Traveling Self-Publishing Geek Novelist Blues: the Defcon Variations

John standing in vendor room at Defcon

Me in my Defcon T-shirt glory

I write & publish fiction for hackers and geeks. I’ve written a novel and two novellas and I have another novel in the works. The baseline genre is cyberpunk/biopunk thriller, although I approach the subject matter in a kind of David Foster Wallace/Pynchonian way. So I’m actually kind of a postmodern metafictiony cyberpunky technothriller novelist. All my books concern hacking of both silicon-based and carbon-based systems.

As I discussed in Adventures in Self-Publishing, there’s no reasonable way for me to get my books into bookstores (all the tech bookstores that used to carry me have gone under). Therefor I have to use other ways to get my books in front of readers. So sometimes I go to places where hackers and geeks and congregate & there set up a table whereupon I put out copies of my books & glowing reviews from geekoid websites & start carnival barking like Billy Mays, selling my books for cash.

I’ve done this for more than ten years.

Does it make any sense to sell books this way? Am I a brilliant self-marketing original or just some crackpot who wrote some crackpot books?  I don’t know, but if you read this post I’ll think you’ll have enough info to form your own opinions. (Jane Friedman of Writers’ Digest thinks I’m doing something right, which is some consolation.)

Below, the story of my most recent such gig & biggest one ever, Defcon, Las Vegas, late July/early August 2010. This account includes a rambling disquisition on the whole “hand-selling books on the road” idea in general, with lessons learned from ten years of this idiocy.

(Since Defcon, by the way, I’ve sold the rights to my first novel, Acts of the Apostles. See here for the how and why I sold the rights.)

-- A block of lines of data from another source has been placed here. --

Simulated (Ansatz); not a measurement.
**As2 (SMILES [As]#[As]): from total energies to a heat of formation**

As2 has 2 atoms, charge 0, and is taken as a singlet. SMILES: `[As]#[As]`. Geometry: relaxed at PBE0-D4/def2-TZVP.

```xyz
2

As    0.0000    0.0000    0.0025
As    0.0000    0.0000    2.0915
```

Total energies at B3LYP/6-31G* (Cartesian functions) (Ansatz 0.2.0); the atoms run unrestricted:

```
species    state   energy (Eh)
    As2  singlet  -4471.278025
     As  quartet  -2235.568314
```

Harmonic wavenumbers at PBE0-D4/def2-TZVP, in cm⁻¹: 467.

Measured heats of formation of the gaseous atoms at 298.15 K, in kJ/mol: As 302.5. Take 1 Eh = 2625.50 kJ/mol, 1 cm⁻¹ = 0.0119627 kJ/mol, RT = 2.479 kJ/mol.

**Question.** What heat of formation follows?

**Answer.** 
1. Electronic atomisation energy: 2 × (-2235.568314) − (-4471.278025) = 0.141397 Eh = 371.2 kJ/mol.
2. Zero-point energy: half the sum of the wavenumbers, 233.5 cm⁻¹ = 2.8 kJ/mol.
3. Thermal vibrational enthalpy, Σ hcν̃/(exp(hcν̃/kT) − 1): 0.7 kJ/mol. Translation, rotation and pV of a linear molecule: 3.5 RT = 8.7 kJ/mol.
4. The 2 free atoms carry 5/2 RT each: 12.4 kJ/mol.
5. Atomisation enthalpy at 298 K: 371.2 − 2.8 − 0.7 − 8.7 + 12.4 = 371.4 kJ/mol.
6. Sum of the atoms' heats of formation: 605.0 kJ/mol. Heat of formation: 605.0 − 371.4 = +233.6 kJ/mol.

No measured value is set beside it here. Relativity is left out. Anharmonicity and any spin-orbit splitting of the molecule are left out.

Me on the Road Selling Books to Geeks

I’ve sold books at USENIX conferences and CloudWorld Expos, at O’Reilly technology conferences and Linux Worlds, at Bar Camps and Geek Fair(e)s, at bioinformatics conferences and trade shows, at street fairs and on street corners. I’ve done it in San Francisco, New York, Vineyard Haven, Santa Clara, Boston, San Jose, Cambridge, San Diego, Tucson and points in between. It’s kind of like being a has-been rock star on the dive-bar circuit, only without out the sex, drugs and rock and roll but with smarter & sometimes less drunk people in the audience. My trip to Defcon this year was Sexy Sadie, the latest and the greatest of them all.

Defcon for dummies

Defcon is an annual tribal convocation of black-hat hackers, crackers & criminals & their white hat adversaries — along with associated geeks, grey hats, poseurs, script-kiddies, Feds, and corporatist & statist agents of control. It’s the largest such gathering in the world.  2010 was Defcon #18. There’s no pre-registration for Defcon & no attendance list. So projecting how many people are going to show up is a guessing game. This year, going in,  the organizers expected between five and ten thousand people to show up.

To get a feel for Defcon, check out this photoblog on Wired Threat Level. Wired says there were about 10,000 people at this conference — mind boggling, actually — and pretty much everybody there fell in to my “target demographic.”  See also the blog post of Argentine novelist Pola Oloixarac, from which the above photo was lifted.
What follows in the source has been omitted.